Speed of Random Numbers

Cym13 cpicard at openmailbox.org
Sat Aug 3 17:17:23 UTC 2019


On Saturday, 3 August 2019 at 16:35:34 UTC, Giovanni Di Maria 
wrote:
> Hi to everybody
> I am doing some experiments about random numbers.
> I need "extreme speed" for the generation for numbers from 1 to 
> 8.
>
> Generating 500_000_000 numbers with this code:
>
>
>
> -----------------------------
> import std.stdio, std.array, std.random;
> void main()
> {
>     byte c;
>     writeln("Start");
>     for(int k=1;k<=500_000_000;k++)
>         c=uniform!ubyte() % 8 +1;  //<<< ======= RANDOM
>     writeln("Stop");
> }
> -----------------------------
>
>
>
> I get these results:
>
> c=uniform!ubyte() % 8 +1;  ======>>> Execution time: 15.563 s
> c=cast(byte)uniform(1, 9); ======>>> Execution time: 24.218 s
>
> Do you know other faster functions or methods to generate 
> random numbers?
>
> For me the "goodness of random" is NOT important.
>
> Thank you very much
> GIovanni Di Maria

To what extent isn't the quality of randomness important to you?

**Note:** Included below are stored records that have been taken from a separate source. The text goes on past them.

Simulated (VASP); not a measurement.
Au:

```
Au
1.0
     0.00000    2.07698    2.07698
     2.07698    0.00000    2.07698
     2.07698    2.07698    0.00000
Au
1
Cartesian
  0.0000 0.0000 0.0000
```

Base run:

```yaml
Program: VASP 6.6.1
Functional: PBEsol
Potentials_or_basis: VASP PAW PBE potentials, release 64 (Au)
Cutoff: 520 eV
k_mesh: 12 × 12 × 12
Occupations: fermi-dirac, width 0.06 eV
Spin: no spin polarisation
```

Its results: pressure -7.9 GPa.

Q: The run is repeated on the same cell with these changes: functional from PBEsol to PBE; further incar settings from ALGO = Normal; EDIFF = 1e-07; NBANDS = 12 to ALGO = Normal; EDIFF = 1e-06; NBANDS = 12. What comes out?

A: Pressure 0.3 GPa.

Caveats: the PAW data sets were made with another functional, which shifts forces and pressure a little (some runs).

Your posts reminds me of the way Doom (the original) did it for 
things like enemy behaviour and shot dispersion: they generated a 
static table of 256 random numbers once and any time they needed 
a random byte they just picked the next in the table. They didn't 
have any security or sciency concern and just wanted to provide a 
different game each time so that worked well for them. You won't 
find anything faster than that I think.